In Vance v. Ball State University, No.11-556, the U.S. Supreme Court ruled in favor of Ball State, making it harder for employees to sue employers for harassment under Title VII.    

The Court adopted a narrow definition of “supervisor” for purposes of vicarious liability under Title VII, holding that an employee is a “supervisor” only if he or she is empowered by the employer to take tangible employment actions against the subordinate employee (i.e., actions that have a “significant change in employment status, such as hiring, firing, failing to promote, reassignment with significantly different responsibilities, or a decision causing a significant change in benefits”).  This is important because if the harassing employee is not a “supervisor”  but a “co-worker,” the employer is liable only if it was negligent in controlling working conditions; i.e., if the employer knew or reasonably should have known about the harassment but failed to take remedial action.  
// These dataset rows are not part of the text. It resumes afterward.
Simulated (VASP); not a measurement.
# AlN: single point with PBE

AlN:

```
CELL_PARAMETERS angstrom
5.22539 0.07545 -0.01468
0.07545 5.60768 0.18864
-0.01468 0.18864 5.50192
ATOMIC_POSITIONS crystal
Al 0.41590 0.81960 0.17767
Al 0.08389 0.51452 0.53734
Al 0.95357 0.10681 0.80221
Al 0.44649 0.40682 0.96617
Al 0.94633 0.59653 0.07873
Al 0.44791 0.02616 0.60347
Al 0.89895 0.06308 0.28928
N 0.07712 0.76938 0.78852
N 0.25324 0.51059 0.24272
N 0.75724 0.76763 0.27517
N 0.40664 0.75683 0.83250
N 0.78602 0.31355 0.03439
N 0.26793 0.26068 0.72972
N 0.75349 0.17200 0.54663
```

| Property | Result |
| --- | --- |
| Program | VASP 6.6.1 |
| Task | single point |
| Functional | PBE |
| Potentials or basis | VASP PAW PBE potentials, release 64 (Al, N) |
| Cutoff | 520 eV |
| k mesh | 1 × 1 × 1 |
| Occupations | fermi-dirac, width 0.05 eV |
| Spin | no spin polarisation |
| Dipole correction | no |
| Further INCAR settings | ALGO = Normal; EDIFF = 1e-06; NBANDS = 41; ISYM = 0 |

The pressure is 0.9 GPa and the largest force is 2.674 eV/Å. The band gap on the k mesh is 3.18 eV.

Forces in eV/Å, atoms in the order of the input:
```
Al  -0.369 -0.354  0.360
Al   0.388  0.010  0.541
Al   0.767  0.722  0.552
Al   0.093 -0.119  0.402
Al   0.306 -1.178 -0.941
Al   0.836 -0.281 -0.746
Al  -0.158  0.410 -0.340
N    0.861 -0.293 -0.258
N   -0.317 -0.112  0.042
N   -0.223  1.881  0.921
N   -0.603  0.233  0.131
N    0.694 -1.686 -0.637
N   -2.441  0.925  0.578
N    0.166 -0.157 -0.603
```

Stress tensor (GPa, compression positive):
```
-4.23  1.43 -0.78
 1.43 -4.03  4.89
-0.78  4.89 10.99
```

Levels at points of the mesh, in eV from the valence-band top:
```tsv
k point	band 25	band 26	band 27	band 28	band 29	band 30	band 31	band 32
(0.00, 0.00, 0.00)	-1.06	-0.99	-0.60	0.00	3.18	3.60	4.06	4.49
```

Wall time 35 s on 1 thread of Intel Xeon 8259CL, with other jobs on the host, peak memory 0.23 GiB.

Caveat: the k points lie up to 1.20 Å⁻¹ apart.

In 1998, the Supreme Court held that an employer may be vicariously and strictly liable for a supervisor’s unlawful harassment.  Faragher v. City of Boca Raton, 524 U.S. 775 (1998); Burlington Industries, Inc. v. Ellerth, 524 U.S. 742 (1998).  However, the Court left open the question of who qualifies as a “supervisor.”

In Vance v. Ball State University, Maetta Vance, a catering specialist at Ball State University, accused a co-worker, Shaundra Davis, of racial harassment and retaliation.  Vance sued the school under Title VII of the Civil Rights Act of 1964, saying the University was liable for the harassment she experienced since Davis was her supervisor.  The District Court ruled that Ball State University could not be held vicariously liable for Davis’ alleged racial harassment because Davis could not “hire, fire, demote, promote, transfer, or discipline” Vance, and, as a result, was not Vance’s supervisor.  The Seventh Circuit affirmed, and Vance appealed to the Supreme Court.

Writing for the majority, conservative Justice Samuel Alito affirmed the judgment of the Seventh Circuit, holding for the University to be liable, Davis must have had the authority to “hire, fire, demote, promote, transfer, or discipline” Vance.

The Court specifically rejected Vance’s argument that a supervisor was anyone with day-to-day oversight of an employee’s activities. 

The Court also rejected the “nebulous” definition of a supervisor advocated by the U.S. Equal Employment Opportunity Commission — one who “wield[s] authority ‘of sufficient magnitude so as to assist the harasser explicitly or implicitly in carrying out the harassment’” — calling the EEOC definition a “study in ambiguity.”

However, to put this into perspective for California employers, this decision will have little – if any – impact in California given that most employees sue under California’s more favorable Fair Employment and Housing Act (FEHA) and not Title VII.  A harassment claim under FEHA applies the definition of supervisor in California Government Code section 12926(s): “Supervisor” means any individual having the authority, in the interest of the employer, to hire, transfer, suspend, layoff, recall, promote, discharge, assign, reward, or discipline other employees, or the responsibility to direct them, or to adjust their grievances, or effectively to recommend that action . . . .”  Thus, the California defintion of supervisor is more expansive than under Title VII.